Fear mongering over the new Federal Rules of Civil Procedure (FRCP) requirements for electronic discovery has already begun with an article Storage Goes to Law School. As December 1, 2006 implementation date approaches expect the hype to rise. The “buy my widget or go to jail” line is well-nigh irresistible to sales and marketing folks, but way overstates the case. I’ve looked at the rule changes in some depth and they just aren’t that difficult. It is easy to fear the unknown. So let me give you the lay of the land. In less than 3 minutes.
FRCP: flow control for lawyers
The FRCP “govern the conduct of all civil actions brought in Federal district courts”. Federal district court judges don’t like their time wasted, so these rules are designed to ensure that by the time people get to court they are ready to rumble. These rules are binding only on the Federal courts, but many states model their rules on the FRCP, so expect to see these changes reflected in many state rules over time.
Because the Supreme Court says so, that’s why
The FRCP is produced by the federal judiciary as authorized by Congress. The rules process is long and involved with ample time for public comment and several review layers. Finally the Supreme Court approves the change and unless Congress intervenes, the rule becomes binding. It usually takes 2-3 years to change a rule, but the electronic discovery process changes have taken almost 6 years. They took their time and the result is, IMHO, fair and reasonable.
Most of these rules changes are mostly technical (legally-speaking) in nature. Quoting from the uscourts.gov summary
- Civil Rule 16 (Pretrial Conferences; Scheduling; Management) (establishes process for the parties and court to address early issues pertaining to the disclosure and discovery of electronic information)

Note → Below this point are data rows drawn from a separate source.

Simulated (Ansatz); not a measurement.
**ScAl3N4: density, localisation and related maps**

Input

- Civil Rule 26(a) & (f) (General Provisions Governing Discovery; Duty of Disclosure) (requires parties to discuss during the discovery-planning conference issues relating to the disclosure and discovery of electronically stored information)
- Civil Rule 33 (Interrogatories to Parties) (expressly provides that an answer to an interrogatory involving review of business records should involve a search of electronically stored information)
- Civil Rule 34 (Production of Documents and Things and Entry Upon Land for Inspection and Other Purposes) (distinguishes between electronically stored information and “documents”)
- Civil Rule 37 (Failure to Make Disclosure or Cooperate in Discovery; Sanctions) (creates a “safe harbor” that protects a party from sanctions for failing to provide electronically stored information lost because of the routine operation of the party’s computer system)
- Civil Rule 45 (Subpoena) (technical amendments that conform to other proposed amendments regarding discovery of electronically stored information)
OK, stop yawning, here’s the good stuff
The drafting committee’s report on the rule changes called out a couple of interesting points.
- Rule 34 acknowledges that “electronically stored information is explicitly recognized as a category . . . distinct from “documents” and “things.” The courts recognize that computer information differs in three major ways from traditional documents:
- Volume is often enormous
- The information is dynamic – easily overwritten, deleted or changed, often without anyone’s specific direction or knowledge (BSOD, anyone?)
- The information may be incomprehensible apart from the system that created or stored it
- Rule 37(f) is the IT department’s friend. It offers “limited protection against sanctions . . . for a party’s failure to provide electronically stored information in discovery.” The limits are:
- The data must be lost in the routine operation of an information system
- The operation of the system must be in good faith – which may mean modifying IT operations to preserve data that might be needed for pending or reasonably anticipated litigation
The StorageMojo.com take
The new FRCP rules are not, primarily, an IT problem. Your company’s record managers and legal advisors are responsible for figuring out company policy on record retention. IT should state clearly that they are ready and willing to help formulate cost-effective means of supporting discovery requirements, but under no circumstances should IT take responsibility for defining those standards. By this process IT will have the support of the firm’s legal advisors if any expenditures are required.
These policies will have to be documented and IT folks trained on them. You’ll need know that when the VP of sales storms in, demanding that his emails to a competitor be deleted right now! that you are on safe ground refusing until the proper process has been followed.